Each of these basic emotions would be expressed according to a prototypical and specific pattern of facial expression, which would vary little or not at all depending on the culture or context.
Proponents of this theory have proposed different lists of emotions that more or less overlap. Ekman, the most emblematic contemporary representative of this point of view, considers 7 basic emotions: joy, fear, surprise, sadness, anger, disgust and contempt. As can be seen in Fig. 6, a very large majority of studies (94.2%) focus on basic discrete emotions (see for example [1,6,9,10,80,149,167,168,217,226]).
These are inferred from images annotated in terms of emotion labels or from the detection of Action Units [11,73,75,94,129,144,180], see also [224] for a review.

Type of datasets used in the studies.
Based on the assumption that Action Units are very rarely observed in isolation, [63,177] and [219] have taken into account co-occurrences and mutual exclusions (anatomical impossibility, such as opening and closing the mouth) between AUs. They developed a correlation matrix to increase the accuracy of detection, and to model changes in the appearance of some AUs when they occur in combination with another (non-additive effect).
According to the discrete emotion theory, so-called “complex” or “compound” emotions would come from a combination of two or more basic emotions. They can appear either as a juxtaposition of basic emotions (e.g. “happily surprised”, “sadly angry”), or they can be combined, like a mixture of colours, to form new emotions. For example, in the model of 141, the 8 primary emotions can combine to generate second-order emotions (e.g. disgust + anger = contempt).
In this model, there are also other emotions, sometimes called derived emotions, which are represented in the form of discrete labels belonging to the family of basic emotions and differing mainly in terms of intensity, such as rage, fury, irritation, etc. are related to anger. There are still very few studies on complex or compound emotions, mainly due to the lack of theoretical consensus on the existence of specific facial expressions for this type of emotion.
[180] used Plutchik’s theoretical model to develop a system trained to detect Action Units (AU), then implemented AU combinations forming the expressions of the 6 basic emotions, which allows combinations corresponding to secondary emotions (notably awe, a combination of fear and surprise).
In the same vein, [111,112] revisited the databases annotated in basic emotions (notably JAFFE, CK+, DISFA and IMED) by applying a system called “fuzzy inference engine”, giving a multilabel classification in order to represent compound emotions.
[76] compared the recognition performance of their system on 3 databases of spontaneous expressions depicting the 6 basic emotions as well as frustration and fun. With the aim of determining the characteristics allowing the identification of 18 emotions (including the 6 basic emotions and 12 complex emotions, such as interest, pride, disappointment, shame, etc.), [2] created a system allowing the joint detection of facial expressions and head movements.
Dimensions. Sometimes called continuous, the dimensional model suggests that emotions are not discrete entities, but that they are located on a continuum organized according to 2 or 3 dimensions: valence/arousal, approach/avoidance and dominance.
The valence determines the positive or negative aspect of the emotional experience, the arousal describes the degree of excitement (more or less related to the intensity of the emotion).

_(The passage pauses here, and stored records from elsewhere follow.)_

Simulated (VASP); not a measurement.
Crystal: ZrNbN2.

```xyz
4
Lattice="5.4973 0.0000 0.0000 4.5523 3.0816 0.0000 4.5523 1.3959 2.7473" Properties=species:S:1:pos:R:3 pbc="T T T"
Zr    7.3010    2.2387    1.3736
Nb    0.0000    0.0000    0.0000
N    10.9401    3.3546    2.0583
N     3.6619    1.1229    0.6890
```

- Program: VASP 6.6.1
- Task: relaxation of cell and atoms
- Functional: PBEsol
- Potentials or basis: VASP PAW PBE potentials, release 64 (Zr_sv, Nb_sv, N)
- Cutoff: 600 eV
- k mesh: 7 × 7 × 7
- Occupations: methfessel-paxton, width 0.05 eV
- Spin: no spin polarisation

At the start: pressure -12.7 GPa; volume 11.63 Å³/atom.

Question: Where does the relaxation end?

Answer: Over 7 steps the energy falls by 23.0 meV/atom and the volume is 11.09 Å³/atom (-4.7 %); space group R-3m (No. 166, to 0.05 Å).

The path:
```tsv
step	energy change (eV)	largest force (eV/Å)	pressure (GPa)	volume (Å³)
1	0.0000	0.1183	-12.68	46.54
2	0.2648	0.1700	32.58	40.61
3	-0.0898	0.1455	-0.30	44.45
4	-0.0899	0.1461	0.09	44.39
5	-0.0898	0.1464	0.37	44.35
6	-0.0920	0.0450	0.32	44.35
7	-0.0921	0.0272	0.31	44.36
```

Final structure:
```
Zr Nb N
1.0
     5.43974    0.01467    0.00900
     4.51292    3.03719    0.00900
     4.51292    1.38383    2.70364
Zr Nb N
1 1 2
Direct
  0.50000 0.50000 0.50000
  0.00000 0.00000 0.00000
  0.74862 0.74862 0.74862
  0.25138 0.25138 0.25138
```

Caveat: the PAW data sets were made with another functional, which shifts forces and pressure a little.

The notion of dominance makes it possible to distinguish between emotions related to submission (lack of control) and dominance (high potential for control, such as anger). Each emotion can therefore be represented by a point on a two- or three-dimensional space, allowing more nuances than with the categorical model.
[4] have developed a mixed system allowing the detection of Action Units as well as a regression in terms of valence and arousal. The arousal is determined from the degree of intensity of each Action Unit. The authors do not provide information on the model that allowed them to determine the valence.
[85 ,126 ,207] also used regression and valence/arousal labelled databases (RECOLA, Amigos individual and groupDB, AffectNet) to represent 3D facial expressions in two-dimensional space. 162] used Russell’s circumplex model to determine the links between discrete emotions classified from facial expressions (grouped in 4 classes: happy, surprise, neutral and negative) and the dimensional self-reporting of subjects in human-computer interaction situations (task or computer game).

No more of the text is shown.